Linked Content items appear multiple times in JSR-170 query

I am trying to create an RSS feed that contains recently updated and newly created content items (of a certain content type). Of course there are many technical obstacles surrounding this issue. Leaving the other issues aside, there is one problem I can’t seem to find a solution to:

A handful of these content items exist in more than one folder of the site, by way of copy, then past as link. The following JSR-170 query is what I am using to find the content items:

SELECT rx:sys_contentid, rx:sys_folderid FROM rx:CLTTopic

When I run this in the Query debugger, I also add the rx:displaytitle, just to help me distinguish between them, but I can clearly see two content items, with the same title, same contentid, and different folders. I need to find a way to filter those items from the results, so I only get one instance of the content item.

Some ideas that I tried that didn’t work:

I tried to use SQL-like keywords such as distinct or group by. These did not work.
I tried to discover what fields are available by using describe, and show fields, these also failed.
doing a ‘select * from rx:CLTTopic’ shows me the fields available, but none of them seem to be related to the content item’s status as far as being a linked item rather than the real item.

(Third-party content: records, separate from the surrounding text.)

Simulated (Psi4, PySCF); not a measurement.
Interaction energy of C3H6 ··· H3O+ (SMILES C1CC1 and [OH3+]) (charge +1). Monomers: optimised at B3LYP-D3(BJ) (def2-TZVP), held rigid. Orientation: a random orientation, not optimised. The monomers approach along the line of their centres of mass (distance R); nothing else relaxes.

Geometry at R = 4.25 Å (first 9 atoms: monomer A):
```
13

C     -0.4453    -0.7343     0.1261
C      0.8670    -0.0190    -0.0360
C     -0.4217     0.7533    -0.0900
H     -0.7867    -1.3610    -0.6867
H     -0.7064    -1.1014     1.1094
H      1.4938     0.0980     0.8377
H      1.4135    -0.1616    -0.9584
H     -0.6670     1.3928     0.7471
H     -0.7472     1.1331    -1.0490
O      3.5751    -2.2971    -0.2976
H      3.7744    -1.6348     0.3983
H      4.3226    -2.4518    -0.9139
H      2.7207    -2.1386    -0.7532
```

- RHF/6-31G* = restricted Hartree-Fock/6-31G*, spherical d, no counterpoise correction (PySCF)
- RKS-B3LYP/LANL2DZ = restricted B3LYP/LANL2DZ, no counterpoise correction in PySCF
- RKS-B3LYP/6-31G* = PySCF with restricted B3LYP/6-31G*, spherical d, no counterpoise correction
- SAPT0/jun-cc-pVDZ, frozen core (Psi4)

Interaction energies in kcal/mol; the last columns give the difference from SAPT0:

So does anyone know how I can identify and remove those “linked” items, or how to group results by the contentid?

Thanks,
-Jason

When you find out, let me know. I’m having the same problem. There doesn’t seem to be a good online reference for JSR-170 queries either…

Hi Jason

You have couple of options, first you can use jcr:path in your jsr query to restrict the folders it searches on eg

SELECT rx:sys_contentid, rx:sys_folderid FROM rx:CLTTopic WHERE jcr:path like '//Site/yoursite%'

you can also add further conditions to the jsr query to limit the folders searched on:

SELECT rx:sys_contentid, rx:sys_folderid FROM rx:CLTTopic WHERE jcr:path like '//Site/yoursite%' AND NOT jcr:path LIKE '//Site/yoursite/specificfolder%'

Failing that you will have to write a custom slot which doesn’t display the duplicate content reference. eg

		#set($contentidfield = "")
		
		#initslot("auto_index_slot" $slotparams)
			#if($sys.currentslot.relresults.size() > 0)
				#set($contentid = "")

				#foreach( $relresult in $sys.currentslot.relresults )
					#set($contentid = $relresult.Node.getProperty("rx:sys_contentid").String)
					
					#if($contentidfield != $contentid)
						$rx.doc.extractBody($relresult)
						#set($contentidfield = $contentid)
					#end

				#end
			#end
		#endslot("auto_index_slot")

You will have to order by the contentid to make sure the content items are grouped together.

Cheers
James

Hello Jason,

Where are you using the JSR query? Are you using it for publishing the items or for some other purpose?

  • Ravi

As you’ve already discovered, the DISTINCT keyword doesn’t exist in JCR Queries.

The only way to remove the duplicates in the query is to omit the sys_folderid column. If you select only the content id, you will get only one row per item.

Do you need the folder id for something in the process (e.g. you want to publish the folder path)?

If it is not practical, then Jimbo’s suggestion (the custom slot) seems best to me.

Dave